When its series of tours ends in December 2017, the current iteration of the veteran avant-rock band Swans, which began with a 2010 reunion, will come to an end as well.
“In the future I'll be working with a revolving cast of characters on a project-by-project basis,” says bandleader Michael Gira. “Some of those characters may be these guys. I basically don't want the responsibility or stress of having a set band anymore. We've all been together in the same room, that travels around the world, over 200 days a year for the last seven years. It's like looking at your own face in the mirror after a while. I just want to change things up a bit, that's all.”
In June 2016, Swans released its latest album, The Glowing Man, on its own Young God imprint. It was recorded at Sonic Ranch by John Congleton, with Gira doing further recording and production at Congleton's own studio in Dallas, in Seattle with contributing musician Bill Rieflin, and in Berlin with Swans lap-steel player Christoph Hahn. In typical fashion, going back to Gira's Angels of Light project in 2000, the album and its recording were aided by the investment of fans through pre-sales and other efforts in what was once an uncommon DIY effort but is currently the way that many artists, even those as influential and as storied as Swans, must operate in order to survive and produce its art without compromise.
“With record sales the way they are, with the music industry [the way it is], there's no choice,” says Gira. “We're fortunate — I don't know if fortunate is the word, because we've worked incredibly hard to build it up — that we have a moderate-sized fan base and people really care about the music. We do special packages and drawings to reward them for their support. This last go-round, I did portraits of people, so that's another thing that occupies my time. That took forever. In the past, I've done videos for people, singing songs for them, and I do whatever it takes to make music and make it a living.”

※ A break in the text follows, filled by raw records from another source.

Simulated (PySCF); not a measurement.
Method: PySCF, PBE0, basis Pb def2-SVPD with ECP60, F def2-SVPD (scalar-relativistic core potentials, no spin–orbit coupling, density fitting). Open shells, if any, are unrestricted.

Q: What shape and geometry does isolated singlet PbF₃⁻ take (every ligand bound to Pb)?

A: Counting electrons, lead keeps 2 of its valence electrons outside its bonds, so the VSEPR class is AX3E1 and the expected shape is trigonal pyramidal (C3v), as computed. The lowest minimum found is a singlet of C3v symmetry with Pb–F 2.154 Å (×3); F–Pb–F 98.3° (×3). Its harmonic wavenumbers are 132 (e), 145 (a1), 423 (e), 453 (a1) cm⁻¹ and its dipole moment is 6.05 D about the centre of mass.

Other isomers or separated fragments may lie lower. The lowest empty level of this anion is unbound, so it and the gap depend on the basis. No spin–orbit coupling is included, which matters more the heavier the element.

The Glowing Man will not garner Swans mainstream radio play or exposure, because it's challenging, if quite cathartic and rewarding, work. In these songs, emotions are given the space and time to be fully expressed. Rather than feeling drawn out, the music is transporting and something of a departure from the band's earlier material.
“[Touring for] My Father Will Guide Me up a Rope to the Sky, we were playing some material from that record and older material, and we started to feel a little ersatz doing that because it was constricting, so we started just exploding things, opening things up,” says Gira. “Mostly during performances, I [or someone else] would just start doing something different, and people would follow. Gradually we realized that was a right way to work. Some of these things we improvised with live became new pieces and morphed over the course of a tour into the material that was on The Seer. I began to really focus, as the bandleader, on the vitality of that way of working, as opposed to me writing something out on acoustic guitar and having it finished and having the band play it and interpret it. The length of the songs is just kind of the artifact of that. It's not really intentional to make a long song, per se. It's just deciding, why should we stop if it sounds great? Just keep going. It's just a really fertile way to work for me.”
That songwriting method of the current era of the band, while producing some of the group's most intensely brutal material, has also produced among its most ethereally transcendant music. As a songwriter, Gira has seemed less interested in tearing meaning from within his own tortured psyche as he did during the period of 1983's Filth.
“There's less anger,” says longtime guitarist Norman Westberg. “I don't feel that it's desperate. It's like we know how to play now and we know what we're playing. There's not a search, really, anymore. We've been trying to get to this point, [to] being good enough players to know how to reach that point.”
During its current tour, the band is trying out new material that may or may not see release down the line, in a future phase of Swans or whatever vehicle Gira chooses next.
“We want to give this record and this version of Swans its due and go out on a really positive note,” says Gira. “Then I guess we'll all figure out what the hell we're doing with our lives. There has been no break whatsoever during these past seven years. I've either been on tour or in the studio or doing the artwork or other things involved with the band. I need to step back and read and listen to music and try to find out who the hell I am. It's just too much after seven years, and at my age I want to take things a little slower. The shows are going tremendously; I love playing with these guys. It has nothing to do with that at all. It's just more I wanted to find a different avenue.”
Swans with Baby Dee, Saturday, September 10, 7 p.m., Gothic Theatre, 303-623-0106, 16-plus.